Crap Content Is Everywhere. Here’s a Metric to Help Marketers Focus on the Good Stuff
Introducing URR
Here’s an actual moment in my career that made me want to start flipping tables. It’s an exchange between me and a colleague from several years ago:
Me: Let’s update that truly terrible project sitting behind that lead-gen form. The design sucks. The copy is awful. We’re probably pissing off a ton of people who expect something great when they fill out that big form gating it.
Colleague: Why? The landing page is getting a ton of traffic and it’s generating a ton of form-fills for us.
Me: (wraps fingers slowly around table leg)
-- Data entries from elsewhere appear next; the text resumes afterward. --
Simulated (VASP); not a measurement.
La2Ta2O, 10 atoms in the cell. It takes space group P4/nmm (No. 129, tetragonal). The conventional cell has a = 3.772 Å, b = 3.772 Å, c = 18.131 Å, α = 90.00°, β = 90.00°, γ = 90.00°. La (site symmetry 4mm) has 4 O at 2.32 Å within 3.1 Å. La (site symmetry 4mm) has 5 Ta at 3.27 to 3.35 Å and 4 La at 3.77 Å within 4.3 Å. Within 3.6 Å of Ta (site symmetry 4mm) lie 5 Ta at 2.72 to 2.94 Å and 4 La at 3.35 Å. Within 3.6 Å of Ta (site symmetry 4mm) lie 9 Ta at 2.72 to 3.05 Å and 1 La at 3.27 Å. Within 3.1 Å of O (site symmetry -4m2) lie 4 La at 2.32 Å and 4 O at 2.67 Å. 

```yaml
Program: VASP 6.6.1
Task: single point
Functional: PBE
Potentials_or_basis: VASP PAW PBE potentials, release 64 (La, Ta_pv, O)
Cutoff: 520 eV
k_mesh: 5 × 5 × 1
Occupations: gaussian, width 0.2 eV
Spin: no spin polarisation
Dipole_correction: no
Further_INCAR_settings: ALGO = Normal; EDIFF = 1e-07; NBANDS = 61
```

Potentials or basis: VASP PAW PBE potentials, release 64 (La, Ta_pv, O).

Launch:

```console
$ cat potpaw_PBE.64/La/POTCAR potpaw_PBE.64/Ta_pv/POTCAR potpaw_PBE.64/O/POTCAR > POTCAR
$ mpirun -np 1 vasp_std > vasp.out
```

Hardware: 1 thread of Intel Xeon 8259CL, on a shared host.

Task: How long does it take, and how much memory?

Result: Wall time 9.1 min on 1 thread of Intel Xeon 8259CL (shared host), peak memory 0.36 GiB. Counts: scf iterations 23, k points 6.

Being a content marketer is tough business. Being a content marketer who cares about the content part is even harder.
When defending an idea or desire to do better work, create-first content marketers so often hear the same comeback: “But how do you know? Can you prove that?”
Nope. I just know. I can feel it. I have good taste.
The metrics we use to “know things” in content marketing are often misused to justify bad behavior — just like my old colleague. And the obsession with cold, hard, often non-existent absolutes, instead of embracing the messiness that is making stuff, leads to some pretty disgusting decisions and grotesque content. I mean, there’s just no way any human being wants to keep hearing from your company when you promised them goodness but served them a loaf of crap, roasted for hours in the dumpster behind your office. With a sprinkle of parsley. For character.
Enough.
Introducing URR: Unsolicited Response Rate
I was recently interviewed in Boston at Daniel Glickman’s event, CMO Confessions. He asked how I measured the growth of my show. I knew the standard response here was some kind of strategic-sounding list of metrics and maybe a funnel graphic sketched excitedly onto a whiteboard. But, being a card-carrying member of Emotional Makers United (or “EMU”), I went right for the kill with a swift kick of the claw:
“Unsolicited responses to my work.”
If people are going out of their way to write me an email or leave a thoughtful comment or share the thing but with their own emotional response added? Clearly, the thing I made is good. And I can do some serious damage by marketing a thing that is good.
And thus “URR” was born.
I may never fully understand the content marketing industry’s need to explain in a dashboard what most humans intuitively know, but hey, us EMUs tend to fly — err, walk — in a different direction than most.
We look for resonance, not reach. We crave the creation part. We want to make stuff that matters — to us, to others. And guess what? That makes us huge weapons for any business. For an EMU, the feathers in your cap (or, you know, covering your body) come from making a thing that others really friggin’ enjoy. That’s the harder part today — making a thing people love, not putting a thing in front of people.
Once you do the hard part, lean in harder.
So, how do we measure what we make? People seemed to like it. A small number of people reacted in a big way. The rest of the stuff just tends to follow.
Now if you’ll excuse me, I have some tables to pick up.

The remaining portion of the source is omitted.